Author:
Huang Qiulan,Garonne Vincent,Hancock Robert,Gamboa Carlos,Misawa Shigeki,Liu Zhenping
Abstract
The ATLAS experiment is expected to deliver an unprecedented amount of scientific data in the High Luminosity(HL-LHC) era. As the demand for disk storage capacity in ATLAS continues to rise steadily, the BNL Scientific Data and Computing Center (SDCC) faces challenges in terms of cost implications for maintaining multiple disk copies and adapting to the coming ATLAS storage requirements. To address these challenges, the SDCC Storage team has undertaken a thorough analysis of the ATLAS experiment’s requirements, matching them to suitable storage options and strategies, and has explored alternatives to enhance or replace the current storage solution.

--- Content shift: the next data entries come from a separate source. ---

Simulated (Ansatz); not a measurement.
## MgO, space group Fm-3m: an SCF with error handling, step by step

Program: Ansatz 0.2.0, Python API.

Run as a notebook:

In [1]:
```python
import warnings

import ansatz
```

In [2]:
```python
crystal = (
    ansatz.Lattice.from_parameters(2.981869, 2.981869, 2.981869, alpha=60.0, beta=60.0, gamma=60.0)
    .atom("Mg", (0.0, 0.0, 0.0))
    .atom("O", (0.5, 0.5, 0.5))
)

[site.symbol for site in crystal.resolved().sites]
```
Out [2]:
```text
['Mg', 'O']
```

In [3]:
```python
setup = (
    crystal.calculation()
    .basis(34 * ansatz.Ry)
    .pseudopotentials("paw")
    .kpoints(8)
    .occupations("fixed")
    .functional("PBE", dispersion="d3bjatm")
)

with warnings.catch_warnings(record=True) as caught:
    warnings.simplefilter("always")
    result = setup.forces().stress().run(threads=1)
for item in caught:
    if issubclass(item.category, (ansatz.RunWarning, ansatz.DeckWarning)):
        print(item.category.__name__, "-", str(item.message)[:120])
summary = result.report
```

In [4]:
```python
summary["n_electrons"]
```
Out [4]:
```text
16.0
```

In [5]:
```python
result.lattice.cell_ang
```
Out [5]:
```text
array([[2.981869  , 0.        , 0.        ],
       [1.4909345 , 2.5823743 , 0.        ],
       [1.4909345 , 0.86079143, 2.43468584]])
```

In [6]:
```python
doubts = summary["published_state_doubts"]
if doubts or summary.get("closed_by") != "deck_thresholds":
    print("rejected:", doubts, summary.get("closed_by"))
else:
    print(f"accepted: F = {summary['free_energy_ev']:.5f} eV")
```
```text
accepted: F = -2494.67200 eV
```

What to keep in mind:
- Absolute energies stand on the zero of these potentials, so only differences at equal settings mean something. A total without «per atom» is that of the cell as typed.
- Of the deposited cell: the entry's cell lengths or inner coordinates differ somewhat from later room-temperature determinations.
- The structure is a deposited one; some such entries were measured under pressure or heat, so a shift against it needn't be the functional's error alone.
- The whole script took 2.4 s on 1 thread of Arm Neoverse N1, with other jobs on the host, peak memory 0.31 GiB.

This paper aims to present the main challenges encountered while supporting big data experiments such as ATLAS. We describe the experiment’s specific requirements and priorities, particularly focusing on the critical storage system characteristics of the high-luminosity run and how the key storage components provided by the Storage team work together: the dCache disk storage system; its archival back-end, HPSS; and its OS-level backend Storage. Specifically, we investigate a novel approach to integrate Lustre and XRootD. In this setup, Lustre serves as backend storage and XRootD acts as an access layer frontend, supporting various grid access protocols. Additionally, we also describe the validation and commissioning tests, including the performance comparison between dCache and XRootd. Furthermore, we provide a performance and cost analysis comparing OpenZFS and LINUX MD RAID, evaluate different storage software stacks, and showcase stress tests conducted to validate Third Party Copy (TPC) functionality.